# DS-SF-36 | 04 | Databases and Scrapping | Assignment | Starter Code

## `SQLite` and Bistro

In this assignment, we will be exploring the `bistro` dataset.  The previous assignment used `pandas`.  Today, we'll answer the same questions but using `SQLite`.  In some situations, `pandas` will be a better solution.  In others, doing it using `SQL` will make more sense.  As you gain more experience, you'll know which one to use.

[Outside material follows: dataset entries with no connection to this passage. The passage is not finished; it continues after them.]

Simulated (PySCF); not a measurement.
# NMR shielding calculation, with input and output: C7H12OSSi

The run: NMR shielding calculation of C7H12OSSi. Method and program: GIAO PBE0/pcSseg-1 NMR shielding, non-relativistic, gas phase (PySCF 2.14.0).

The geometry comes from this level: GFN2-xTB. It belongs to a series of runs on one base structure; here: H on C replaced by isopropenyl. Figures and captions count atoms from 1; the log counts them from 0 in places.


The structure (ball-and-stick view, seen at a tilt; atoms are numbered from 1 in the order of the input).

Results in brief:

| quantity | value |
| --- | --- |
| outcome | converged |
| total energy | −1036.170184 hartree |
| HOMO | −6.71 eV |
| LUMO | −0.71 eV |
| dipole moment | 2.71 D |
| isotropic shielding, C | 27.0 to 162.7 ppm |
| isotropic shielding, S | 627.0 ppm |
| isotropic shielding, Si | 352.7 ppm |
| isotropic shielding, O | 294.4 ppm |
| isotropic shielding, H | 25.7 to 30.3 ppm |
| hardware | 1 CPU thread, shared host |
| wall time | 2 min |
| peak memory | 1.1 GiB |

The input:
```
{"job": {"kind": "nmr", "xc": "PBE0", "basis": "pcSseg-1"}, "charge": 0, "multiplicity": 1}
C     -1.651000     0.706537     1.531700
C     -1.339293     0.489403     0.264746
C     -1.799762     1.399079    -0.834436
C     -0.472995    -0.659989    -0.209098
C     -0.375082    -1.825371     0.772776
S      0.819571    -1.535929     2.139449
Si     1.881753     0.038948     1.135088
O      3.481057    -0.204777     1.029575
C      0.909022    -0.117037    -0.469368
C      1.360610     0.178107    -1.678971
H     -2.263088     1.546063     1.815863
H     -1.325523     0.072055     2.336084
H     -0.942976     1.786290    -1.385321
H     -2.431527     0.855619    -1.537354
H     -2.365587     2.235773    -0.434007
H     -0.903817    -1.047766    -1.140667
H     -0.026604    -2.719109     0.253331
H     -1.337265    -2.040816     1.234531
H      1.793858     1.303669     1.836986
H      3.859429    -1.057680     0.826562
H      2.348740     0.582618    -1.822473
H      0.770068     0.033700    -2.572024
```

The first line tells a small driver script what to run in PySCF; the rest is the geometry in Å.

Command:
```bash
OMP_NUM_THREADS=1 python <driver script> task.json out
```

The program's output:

> ### Question 1.  Import the `sqlite3` package.

In [5]:
import os

import pandas as pd
pd.set_option('display.max_rows', 10)
pd.set_option('display.notebook_repr_html', True)
pd.set_option('display.max_columns', 10)

import sqlite3

> ### Question 2.  Connect to the `dataset-04-bistro.db` database.  The rest of this assignment focus on the `bistro` table.

In [6]:
db = sqlite3.connect(os.path.join('..', 'datasets', 'dataset-04-bistro.db'))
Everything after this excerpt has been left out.